Shooting a spark plug through someone’s window is a whole different scenario than paintballing some kids for goofing around on a roof.

I understand that, the paintball thing was a joke.

I would be pissed if my kid got paintballed for goofing around on a roof, or cutting through a yard, or anything that a kid normally does that us parents no longer do.

Yes, thats the joke part. As long as there has been no property damage, and as long as the kid is polite when i say something to the effect of (making up random scenario here) "please dont ride your bike across the yard, i have a water leak and its making ruts" no problems. Then you have my dads case. He had tried to warn some kids not to ride their four wheeler across is back acreage becasue the mud they were having so much fun churning and rutting up was septic runoff from is full septic tank. They were a beligerant and ran away. The self-righteous, indignant father came over and attempted to be the same way. Unfortunately reasoning in this case doesnt work.



Firstly I would hope that I would raise kids not to do something as extremely bad as firing a spark plug through someone’s window because I try to raise them to respect others property as their own.


Happened to me when i was 17. A fifteen year old slung a sparkplug through my mustangs windshield. I caught him, he wouldnt tell me anything, started fighting with me, so i slung him over my kne and striped him like his parents should have.
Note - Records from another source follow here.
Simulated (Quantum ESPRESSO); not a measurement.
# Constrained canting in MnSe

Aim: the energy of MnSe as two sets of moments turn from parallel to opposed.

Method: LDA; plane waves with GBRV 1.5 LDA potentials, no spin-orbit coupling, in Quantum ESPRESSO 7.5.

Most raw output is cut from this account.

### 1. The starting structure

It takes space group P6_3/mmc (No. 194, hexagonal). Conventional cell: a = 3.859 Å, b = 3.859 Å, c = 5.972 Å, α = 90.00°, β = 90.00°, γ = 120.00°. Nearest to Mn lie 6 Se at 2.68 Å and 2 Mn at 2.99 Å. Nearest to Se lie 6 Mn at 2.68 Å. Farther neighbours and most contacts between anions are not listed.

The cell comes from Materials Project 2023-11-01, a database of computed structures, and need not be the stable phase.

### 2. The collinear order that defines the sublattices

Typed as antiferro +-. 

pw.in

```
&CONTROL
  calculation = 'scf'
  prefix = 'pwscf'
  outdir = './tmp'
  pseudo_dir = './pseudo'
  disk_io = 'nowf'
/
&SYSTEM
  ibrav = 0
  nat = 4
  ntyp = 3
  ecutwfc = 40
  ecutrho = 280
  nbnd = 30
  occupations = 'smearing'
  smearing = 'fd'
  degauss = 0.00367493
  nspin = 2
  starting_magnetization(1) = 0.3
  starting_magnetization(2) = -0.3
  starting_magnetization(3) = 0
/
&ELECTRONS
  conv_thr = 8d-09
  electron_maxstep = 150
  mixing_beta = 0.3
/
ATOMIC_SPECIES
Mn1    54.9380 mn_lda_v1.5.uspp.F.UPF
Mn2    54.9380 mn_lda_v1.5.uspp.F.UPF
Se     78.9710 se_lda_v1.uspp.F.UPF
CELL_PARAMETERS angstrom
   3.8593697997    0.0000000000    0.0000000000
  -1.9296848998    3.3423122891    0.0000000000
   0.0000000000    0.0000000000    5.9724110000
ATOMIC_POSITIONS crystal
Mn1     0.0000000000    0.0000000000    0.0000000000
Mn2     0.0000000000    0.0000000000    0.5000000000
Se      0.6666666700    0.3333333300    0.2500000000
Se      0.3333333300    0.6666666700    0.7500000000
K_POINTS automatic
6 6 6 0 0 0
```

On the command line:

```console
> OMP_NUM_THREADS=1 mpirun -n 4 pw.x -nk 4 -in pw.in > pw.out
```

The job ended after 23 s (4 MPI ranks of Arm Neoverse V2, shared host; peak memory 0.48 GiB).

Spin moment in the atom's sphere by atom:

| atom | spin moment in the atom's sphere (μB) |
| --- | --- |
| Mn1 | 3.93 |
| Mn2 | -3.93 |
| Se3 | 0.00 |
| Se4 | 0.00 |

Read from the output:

But secondly it is my job as the parent to discipline my child. Nothing would infuriate me more than someone physically laying there hands on or harming my child in any way. It's discipline if it's coming from a parent but child abuse and reason to be arrested when its coming from a person other than the child’s parent or guardian. I'm more the type to not involve the police or lawyers and take matters into my own hands which usually gets me in trouble but what can I say other than I'm old school like that.

His father also saw that as his responsibility. When asked if he was going to replace the windshield he replied that his son didnt do it, i must have been mistaken. He also was old-school, as am i. He also didnt have a problem with being over 40, and tryin to whoop a 17 year old. He greatly misjudged his abilities.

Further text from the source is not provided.